On February 6, 2014, the Department of Justice announced the first three tribes approved to implement special domestic violence criminal jurisdiction under the Violence Against Women Act of 2013. The three tribes are: the Confederated Tribes of the Umatilla Indian Reservation, the Pascua Yaqui Tribe, and the Tulalip Tribe. Under the VAWA Pilot Project, these three tribes will be able to exercise criminal jurisdiction over certain crimes of domestic violence and dating violence, regardless of the defendant's Indian or non-Indian status.

Tribal leaders at VAWA signing

Legal Momentum's National Judicial Education Program (NJEP) has helped court systems across the nation improve their response to cases involving sexual assault and the intersection of sexual assault and domestic violence and was pleased to collaborate with the Tulalip tribe in 2012. We worked closely with the Tulalip Tribes Tribal Court to develop a custom-tailored version of NJEP’s Understanding Sexual Violence curriculum, and delivered a two-day training for the Tribal Court, Tulalip tribal leaders, first responders, and service providers. The program was designed to enhance the Tribal Court’s handling of cases involving sexual assault and the intersection of sexual assault and domestic violence in which the offenders are Native Americans. 

According to the Justice Department, Native American and Alaskan Native women are subject to uniquely high rates of sexual violence. In a 2008 CDC study, 39% of Native women surveyed identified as victims of intimate partner violence in their lifetime, a rate higher than any other race or ethnicity surveyed. Another study found that American Indian/Alaskan Native American women were the most likely racial group to report a physical assault by an intimate partner. But tribal court systems have often lacked the resources to address these cases.

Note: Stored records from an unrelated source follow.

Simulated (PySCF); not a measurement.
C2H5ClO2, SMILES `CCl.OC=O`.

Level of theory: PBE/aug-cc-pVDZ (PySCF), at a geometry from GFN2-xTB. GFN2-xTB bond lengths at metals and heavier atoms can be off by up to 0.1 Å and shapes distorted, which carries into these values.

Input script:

Tribal courts historically have not had jurisdiction over non-Native offenders, a circumstance that has made it nearly impossible to prosecute many perpetrators of crimes against Natives. One of the aims of Legal Momentum’s advocacy work on the Violence Against Women Act reauthorization was to change this unfair situation.

The ability of tribes to exercise jurisdiction over non-Natives was source of contention during the most recent VAWA reauthorization, particularly in the House of Representatives. However, coalitions of Native Women, and the National Congress of American Indians, aided by the White House, the National Task Force to End Domestic and Sexual Violence (Legal Momentum is a founding member), and key congressional allies including Senators Patrick Leahy, Michael Crapo, and Patty Murray, the late Senator Daniel Inouye, and Representatives John Conyers, Tom Cole, Gwen Moore, and others were able prevail and ensure that non-Native perpetrators of domestic and dating violence could be held accountable in tribal courts.